Even with rain spitting down on a nearly freezing evening, the Christmas market in the courtyard of Vienna's Schloss Schönbrunn, a former Hapsburg palace, is filled with shoppers. "I see the other crazies are out," Vienna native and my good friend Ernst Franz says to me. With us are his wife, Branka, and my brother Neil, whom I have dragged along on this trip in hopes of sparing us both a holiday at home, with our large and loving family asking a million questions about his recent divorce and my umpteenth breakup. The Schönbrunn market, one of several Christmas markets in Vienna—including the touristy but undeniably majestic-looking market in front of the Rathaus (city hall)—is Branka's favorite. "There's plenty of room. It's not, you know…," she says, lifting her shoulders to her ears, the international sign for "packed like sardines". We're checking out the stalls filled with antique ornaments and wooden figurines when I spot it: a big black pan full of chopped cabbage and pasta. This is krautfleckerln, the warm, comforting food I've been looking for, not only to drive the chill from my bones but to give me that remembered flavor of Vienna. "You have to taste this," I tell my brother, handing him a steaming, buttery plateful. "I used to live on this stuff."

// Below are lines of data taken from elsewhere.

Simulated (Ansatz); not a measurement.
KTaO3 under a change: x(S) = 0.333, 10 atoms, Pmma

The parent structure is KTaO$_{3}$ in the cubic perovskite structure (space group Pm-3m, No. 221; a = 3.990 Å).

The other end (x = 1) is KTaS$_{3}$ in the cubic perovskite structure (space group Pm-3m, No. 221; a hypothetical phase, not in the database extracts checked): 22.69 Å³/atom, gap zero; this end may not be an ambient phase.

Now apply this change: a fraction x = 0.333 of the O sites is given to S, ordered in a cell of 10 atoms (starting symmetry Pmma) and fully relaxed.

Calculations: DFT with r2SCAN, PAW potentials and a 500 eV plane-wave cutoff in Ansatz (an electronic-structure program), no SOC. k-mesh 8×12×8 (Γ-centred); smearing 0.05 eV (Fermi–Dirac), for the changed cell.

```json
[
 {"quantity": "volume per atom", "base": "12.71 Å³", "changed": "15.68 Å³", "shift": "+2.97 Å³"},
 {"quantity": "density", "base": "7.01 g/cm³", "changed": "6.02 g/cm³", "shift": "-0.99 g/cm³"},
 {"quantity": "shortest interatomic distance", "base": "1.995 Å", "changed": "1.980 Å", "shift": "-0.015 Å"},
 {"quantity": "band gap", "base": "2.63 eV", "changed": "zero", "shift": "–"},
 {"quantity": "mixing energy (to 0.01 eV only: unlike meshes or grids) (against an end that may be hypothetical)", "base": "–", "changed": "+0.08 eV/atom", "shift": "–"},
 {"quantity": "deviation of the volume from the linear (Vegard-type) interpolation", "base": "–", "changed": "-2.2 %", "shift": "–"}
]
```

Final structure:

I first came to Vienna ten years ago as a student interested in central European politics. Next door, in Germany, the Berlin wall had fallen. To the east and north, former Communist states—Hungary, the Czech Republic, Poland—were open to explore (although to the south, the former Yugoslavia was tearing itself apart). Vienna was smack in the middle of it all. In fact, it had once ruled it all; from 1282 until 1918, the city was the capital of the Hapsburg empire, which at its peak stretched from Spain to Russia and from Poland to the Adriatic Sea. For centuries the city has straddled East and West, the modern and the traditional, the aristocratic and the modest, and its history fascinated me. I was drawn to its beauty, too—to its Gothic spires, Baroque domes, and gilded architectural flourishes—and to the art and music and philosophy that the city fostered. The culinary landscape was something I would have to figure out once I got there. As it turned out, though, I had guidance.
I met Ernst Franz on the day I arrived. I was with my dad, who had been to Vienna before and was not the kind of man to let his only daughter fly off to Europe for the first time unescorted. He took me to dinner at a little restaurant he liked, called Daniel, where he introduced me to his friend Ernst—the restaurant's maître d'hôtel, a broad-shouldered young man with kind eyes and a thick brown mustache. Ernst remembered that my father had mentioned I'd be coming to Vienna, and he promised that he would keep an eye on me.
From that evening until I left several months later, Ernst and Branka looked after me. There were many dinners at their home with their two toddlers, phone calls to ask how I was getting along, and a glass of sekt (Austrian sparkling wine) on a summer day to bid me farewell. So, when Neil and I were planning our Christmas on the road, I could think of no place I wanted to be more than Vienna.
For many people, the flavor of Vienna means elegant cakes, like the city's beloved sachertorte, or a fancy pastry from the Demel bakery, or hearty meats like tafelspitz—boiled beef served with its vegetable-infused broth, creamed spinach, browned potatoes, and apple–horseradish and cream–chive sauces. I couldn't afford such extravagances then, but even my modest tastes of Vienna were memorable—and, like so much of Vienna's food, reflected the influences of the lands the city once ruled. With guidance from Ernst and Branka, I ate German-style sausages; roasted chestnuts on the way to class; and, at their house, crunchy backhendl (bread-crumbed fried chicken). Every now and then I'd splurge at a gasthaus, a combination pub and café, where I'd fuel up on semmelknödl (bread dumplings, a Czechoslovakian specialty) and goulash, a gift from Hungary. Vienna's most famous dish, wiener schnitzel (tender veal in bread crumbs), is actually a tweak on Italy's costoletta alla milanese, supposedly imported by an Austrian field marshal who was stationed in Italy in 1848. The real thing, served at places like Weibel's Wirtshaus, was often beyond my means, so I'd go to such hangouts as Schnitzelwirt to have tasty, inexpensive pork schnitzel.
At seven in the morning on Christmas Eve, Ernst (now a trainer with an insurance company) and I meet at the Naschmarkt, Vienna's oldest open-air market, to get fish for tonight. (The Franzes, like most Austrians, observe the Catholic tradition of eschewing meat on Christmas Eve.) Ernst buys two glistening wels (a kind of catfish) as well as silvery hecht (pike), and we head out.
At the Franzes' second-floor flat in a tidy, commercial neighborhood, a rosy-cheeked Branka greets me with an exuberant hug. She peers over my shoulder, looking for Neil. "Couldn't get him out of bed," I say with a shrug and follow her into their kitchen. It all looks so familiar: the warm, wood-paneled cabinets, the little wood-burning stove, the cozy U-shaped kitchen table. I remember sitting at that table, anxious because I couldn't understand half of what was being said and wanting desperately to be understood myself. My language ability hasn't improved much, but in ten years I've realized that the feeling can come through even if the grammar is all wrong.